EDITORIAL | Xenophobia harms people, society and business

The foreign workforce is a necessity and it is in the interest of humanity and social wellbeing that they are made to feel welcome in Malta


The arraignment of two soldiers over the racially-motivated murder of an Ivorian immigrant has unmasked the dangers of xenophobia and racism.

Lassana Cisse Souleymane was murdered in the vilest of ways. He was killed in a drive-by shooting, with one of the accused reportedly admitting to the police that he was targeted because he was black.

Unfortunately, it has taken the murder of an innocent man, a father of three, for many to wake up to the dangers of flirting with xenophobia and racism.

This wakeup call must jig society, political leaders, social institutions and businesses into action.

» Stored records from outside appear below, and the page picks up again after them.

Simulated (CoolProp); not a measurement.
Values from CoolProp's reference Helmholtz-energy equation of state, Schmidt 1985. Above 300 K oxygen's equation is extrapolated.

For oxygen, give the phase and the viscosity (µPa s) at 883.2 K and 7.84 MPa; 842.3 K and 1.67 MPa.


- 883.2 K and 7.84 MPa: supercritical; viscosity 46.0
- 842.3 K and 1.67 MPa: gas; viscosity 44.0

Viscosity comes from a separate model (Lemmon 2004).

Murder may be the ultimate sacrifice a person had to pay but in the words of Education Minister Evarist Bartolo this week at the inauguration of a new building at MCAST, it would be a mistake to stop at shock over what happened. “On a daily basis, we may be killing someone with prejudice… we need to accept diversity not simply tolerate it. We have no alternative but to open ourselves to the world,” Bartolo said.

Xenophobia harms people, society and business. It stifles creativity and innovation, breaks individuals and destroys a country’s soul.

This country has experienced exponential economic growth over the past five years that has brought with it an influx of foreign workers, who have plugged labour market shortages. This has brought with it a multitude of challenges Malta may have never experienced before.
And it is only natural that in times like these the challenges can cause people to fear the unknown.

These fears have to be addressed. Issues of law and order cannot be swept under the carpet. Disorderly and anti-social behaviour must be nipped so as to ensure that communities feel safe and orderly.

Councils and private companies need support in the form of cultural mediators to address some of the challenges posed by foreigners, who may not know Maltese customs, laws and culture.

This is where the country has probably failed. And in the absence of education, cultural mediation and efficient law enforcement, fear takes root, allowing some to capitalise on this to fan the flames of prejudice.

The foreign workforce is a necessity and it is in the interest of humanity and social wellbeing that they are made to feel welcome in Malta.

It is within this context that the business community needs to step up its game. A greater effort has to be expanded to ensure workplace mediation takes place between Maltese and foreigners. Wages to foreigners should be within legal parameters and just.

This must happen within a society-wide effort so that these new challenges are transformed into opportunities for all.

In a globalised economy, countries that embrace the diverse talent of a multicultural society could turn out to be the more successful.

Malta is no different. This country has always had a very open economy. Businesses have interacted with international players for centuries. Embracing openness should not be a problem for Malta.

The current influx of foreign workers should not scare us but it has to be well-managed to avoid xenophobia rearing its head.